Friday, September 22, 2006

That Which Does Not Follow

Can anyone explain the point of this AP "news" story on how U.S. deaths in war equal those from 9/11? Besides being pointless, the piece includes pablum like this:

Not for the first time, war that was started to answer death has resulted in at least as much death for the country that was first attacked, quite apart from the higher numbers of enemy and civilians killed, too.

Yes, and?

The meaningless of the milestone is even mentioned in the story itself:

Historians note that this grim accounting is not how the success or failure of warfare is measured, and that the reasons for conflict are broader than what served as the spark.

Exactly. So why even write a story about it? Why indeed.

UPDATE-- James e-mails to try to help clarify matters:

So there is a link between 9/11 and Iraq? Is that what the article is suggesting?

I've heard that the total U.S. combat deaths in WWII exceeded those of December 7, 1941. Of course, I have no way of proving that.

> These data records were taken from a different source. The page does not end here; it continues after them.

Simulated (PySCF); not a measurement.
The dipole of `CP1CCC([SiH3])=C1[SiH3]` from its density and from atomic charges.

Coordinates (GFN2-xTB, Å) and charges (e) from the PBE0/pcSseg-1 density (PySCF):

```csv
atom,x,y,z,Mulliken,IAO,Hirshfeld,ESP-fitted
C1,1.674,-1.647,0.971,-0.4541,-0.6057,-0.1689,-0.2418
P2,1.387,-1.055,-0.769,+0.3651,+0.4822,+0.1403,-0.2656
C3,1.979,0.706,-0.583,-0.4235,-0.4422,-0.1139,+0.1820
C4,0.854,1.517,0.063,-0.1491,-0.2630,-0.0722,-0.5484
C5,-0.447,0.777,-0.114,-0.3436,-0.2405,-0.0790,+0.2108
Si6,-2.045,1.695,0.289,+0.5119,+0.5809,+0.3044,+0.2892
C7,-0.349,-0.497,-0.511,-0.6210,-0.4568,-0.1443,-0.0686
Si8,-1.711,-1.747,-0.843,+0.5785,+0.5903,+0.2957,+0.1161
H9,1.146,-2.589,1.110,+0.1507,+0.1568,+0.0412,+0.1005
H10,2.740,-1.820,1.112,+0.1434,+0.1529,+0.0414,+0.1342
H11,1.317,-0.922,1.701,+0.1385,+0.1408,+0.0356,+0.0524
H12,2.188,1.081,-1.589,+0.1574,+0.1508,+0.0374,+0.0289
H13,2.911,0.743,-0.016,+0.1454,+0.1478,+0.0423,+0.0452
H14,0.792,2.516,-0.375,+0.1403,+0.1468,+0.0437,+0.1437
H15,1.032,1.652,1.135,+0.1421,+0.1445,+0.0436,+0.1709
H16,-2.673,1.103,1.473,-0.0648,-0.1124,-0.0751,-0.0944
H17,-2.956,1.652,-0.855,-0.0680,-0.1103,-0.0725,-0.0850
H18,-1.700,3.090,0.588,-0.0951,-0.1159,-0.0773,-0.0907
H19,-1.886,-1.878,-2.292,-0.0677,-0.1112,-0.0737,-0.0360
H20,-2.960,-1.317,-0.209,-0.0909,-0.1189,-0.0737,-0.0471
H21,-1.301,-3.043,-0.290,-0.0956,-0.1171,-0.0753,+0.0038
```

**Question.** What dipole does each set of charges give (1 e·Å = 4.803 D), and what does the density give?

Oh, and I seem to recall some hillbillies firing some cannons on a place called Ft. Sumter back in April, 1861, and that a war followed in which lots of people died. Again, I have heard that more people died in the next, oh, four or five years, than died that fateful spring day, but I can't prove that.

I'm just sayin.


James makes a good point on the Civil War that demonstrates how hollow this article truly is. The actual bombardment of Fort Sumter, which started the Civil War, killed no one. Yet the war that followed claimed over 600,000 lives. Wars are not started to "answer death" as the AP story claims. They are more often than not joined in response to attacks.